The following is a list of graphs that we will be using in this course.

Scatter plot

Use to display a numeric response variable with a numeric predictor variable.  You may include different categories within your data. For instance, perhaps you want to look at the dispersal distance of black bears over time, with time as your predictor and distance as your response.  You can use different colors or symbols to represent different groups of bears (e.g. red for females and blue for males, or triangles for juveniles and circles for adults).

Bar graph

Use to display count data, usually from a specific response variable. Can also incorporate information about categorical predictor variables. Alternatively, this plot can be used to display summary information from a continuous numeric response variable with a categorical predictor variable – usually the mean of the response and appropriate error bars are displayed for each level of the categorical predictor variable.

 

Box plot

Use to display a continuous numeric response variable with a categorical predictor variable.  This is an alternative to the summary version of a bar graph and allows the viewer a better understanding of variation in the data.

 

Frequency Histogram

Shows how individuals are distributed along an axis of the measured variable. Frequency (the Y axis) can be absolute (i.e. number of counts) or relative (i.e. percent or proportion of the sample).

 

 

Briefly, let us look at an example of all these graphs in the context of an example, before learning to make each of them in Excel. These examples were all generated in a different software, called R. It is important to be able to recognize these graphs no matter what software was used to produce them.

 

Example

This data set contains information on abalones (sea snails). We are interested in being able to predict their age using physical measurements. Age is obtained by a procedure which involves staining and counting rings under a microscope. We explore various variables in the following graphs.

Due to our interest in predicting Age, we probably want to examine the distribution of Rings. This is a histogram of the variable Rings. We can see it has one peak (unimodal) with a tail off to the right side (right-skewed). The peak seems to be around 10 rings. The number of rings seems to range from 0 to 30.

This is a boxplot of the variable Rings. We see many outliers (the dots) here. In fact, there may be many data points on top of each other at those points. The box itself shows us where the middle 50% of the data is. Here, we see 50% of the data lies between about 8 rings and 11 rings. The median seems to be 9 rings (where the middle bar is). The minimum is 1 ring and the maximum looks to be 29 rings. Observations with 3 or fewer rings or with 16 or more rings are flagged as outliers.

 

A variable that might impact our investigation is the Sex of the abalone. Here, in a barchart of the variable Sex, we can see that there were THREE levels of Sex recorded. The levels were Male, Female, and Infant. There appear to be more Males than Infants recorded, and more Infants recorded than Females.
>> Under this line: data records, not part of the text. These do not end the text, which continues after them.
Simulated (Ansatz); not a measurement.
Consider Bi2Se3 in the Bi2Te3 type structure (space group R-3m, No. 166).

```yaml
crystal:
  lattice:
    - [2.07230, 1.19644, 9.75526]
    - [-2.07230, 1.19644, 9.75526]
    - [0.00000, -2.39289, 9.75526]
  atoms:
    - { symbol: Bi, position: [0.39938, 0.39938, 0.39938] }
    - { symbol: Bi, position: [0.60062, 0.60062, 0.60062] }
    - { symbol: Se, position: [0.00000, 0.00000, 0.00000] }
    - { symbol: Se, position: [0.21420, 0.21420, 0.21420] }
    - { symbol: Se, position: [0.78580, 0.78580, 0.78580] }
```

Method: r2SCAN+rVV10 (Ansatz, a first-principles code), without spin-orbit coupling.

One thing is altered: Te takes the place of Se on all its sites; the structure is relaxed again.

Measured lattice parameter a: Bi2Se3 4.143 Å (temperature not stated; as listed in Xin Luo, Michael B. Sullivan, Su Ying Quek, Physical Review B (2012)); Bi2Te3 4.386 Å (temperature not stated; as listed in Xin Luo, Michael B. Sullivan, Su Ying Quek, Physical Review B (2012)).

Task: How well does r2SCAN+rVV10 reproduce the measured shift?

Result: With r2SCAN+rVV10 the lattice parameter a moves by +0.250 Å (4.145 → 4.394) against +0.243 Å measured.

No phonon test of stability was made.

We can make a side-by-side boxplot to compare the Ring values across the Sexes. As expected, you can see the Infants have fewer rings than the Males and Females, at least comparing the medians. Typically for these plots, you can compare the medians (the black dots, middle bars, depending on the command used) and the variable spreads via the sizes of the boxes (this is called the Interquartile range). Here, the spreads all look very similar, and all groups have outliers.

 

Finally, we know we want to use other variables in the data to try to predict Rings, so we should examine the relationship of Rings with those other variables. This is a scatterplot of Diameter (X) vs. Rings (Y). We see an overall linear pattern with positive association, but with increasing spread.

This plot could have a regression line added (you will learn about linear regression later this semester).

We could factor Sex into this plot by adding it as a grouping variable to the plot as well. Here, there are many data points, so the colors overlap and can make it hard to see the differences, but the idea is you can include different colors or symbols to denote different groups.